By the morning of our third day in Iceland, our heads were already spinning from everything we'd seen so far. We needed a little time to to relax, so we took a short diversion to our first hot pot at Hoffell. Hot pots in Iceland come in all shapes and sizes - some are huge and well developed and others are tiny and remote. Hoffell is the kind where the pools themselves are lined with plastic tubs. This maybe takes a bit of the fantasy out of it but does help to keep you clean (as we'd learn some days later). There were four pools (of varying temperatures) spaced around a rocky hill, and we mostly had the place all to ourselves. The natural hot spring water felt great, and the surrounding glaciated hills provided a nice backdrop.
After our soak in the hot spring (and a visit from a curious local farm dog), we continued east along the ring road. We only had a vague plan for the day, so we allowed ourselves to pull over whenever a scene caught our eye.
Of course when we saw a large group of horses hanging out near the fence of a farm, we had to stop to say hello. (I know this is common among tourists, so I hope it isn't secretly a great annoyance to the locals who tend to the animals.) The horses were beautiful and friendly, and they seemed to appreciate getting to eat from our hands some of the longer grass from the other side of the fence. I want to go back in the winter and see them when they're fluffy!
For lunch, we stopped in the fishing town of Höfn. After a nice meal (and some excessive Instagram posting courtesy of the restaurant Wi-Fi), we decided to hang around and walk to the water. We found an old boat along the way with a sign inviting tourists to climb aboard, so climb aboard we did.
Brightly colored lighthouses peppered the horizon down at the bay. It was low tide, and the muddy beach would quickly swallow up your boots if you didn't move quickly.

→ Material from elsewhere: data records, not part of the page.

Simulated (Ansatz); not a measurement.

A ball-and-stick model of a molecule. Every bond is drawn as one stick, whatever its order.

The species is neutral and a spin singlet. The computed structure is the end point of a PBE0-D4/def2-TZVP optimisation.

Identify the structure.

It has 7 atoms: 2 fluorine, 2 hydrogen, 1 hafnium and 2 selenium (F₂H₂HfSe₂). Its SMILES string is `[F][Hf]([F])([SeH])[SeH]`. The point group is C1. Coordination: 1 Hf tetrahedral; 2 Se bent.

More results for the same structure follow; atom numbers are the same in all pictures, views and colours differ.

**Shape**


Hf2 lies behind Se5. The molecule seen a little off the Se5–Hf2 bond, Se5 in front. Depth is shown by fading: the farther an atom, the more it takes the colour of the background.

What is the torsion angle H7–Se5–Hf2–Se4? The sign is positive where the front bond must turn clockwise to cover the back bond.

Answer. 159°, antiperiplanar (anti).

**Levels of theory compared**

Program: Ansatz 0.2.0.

We set out from Höfn with the eventual goal of making it to Lón Beach. We had a good amount of daylight left, so we didn't push the pace too much. Eventually, it seemed like we couldn't make it more than a few hundred yards without stopping again at another beautiful sight.
At one point, we came across a big red chair planted into the stone on the side of the road. Sure, why not.
The hills and mountains in Iceland are beautiful, but it's the valleys in between that consistently caught my eye. It was a cloudy day, and the fog and mist only made the landscape all the more captivating. A sense of mystery hung in the air.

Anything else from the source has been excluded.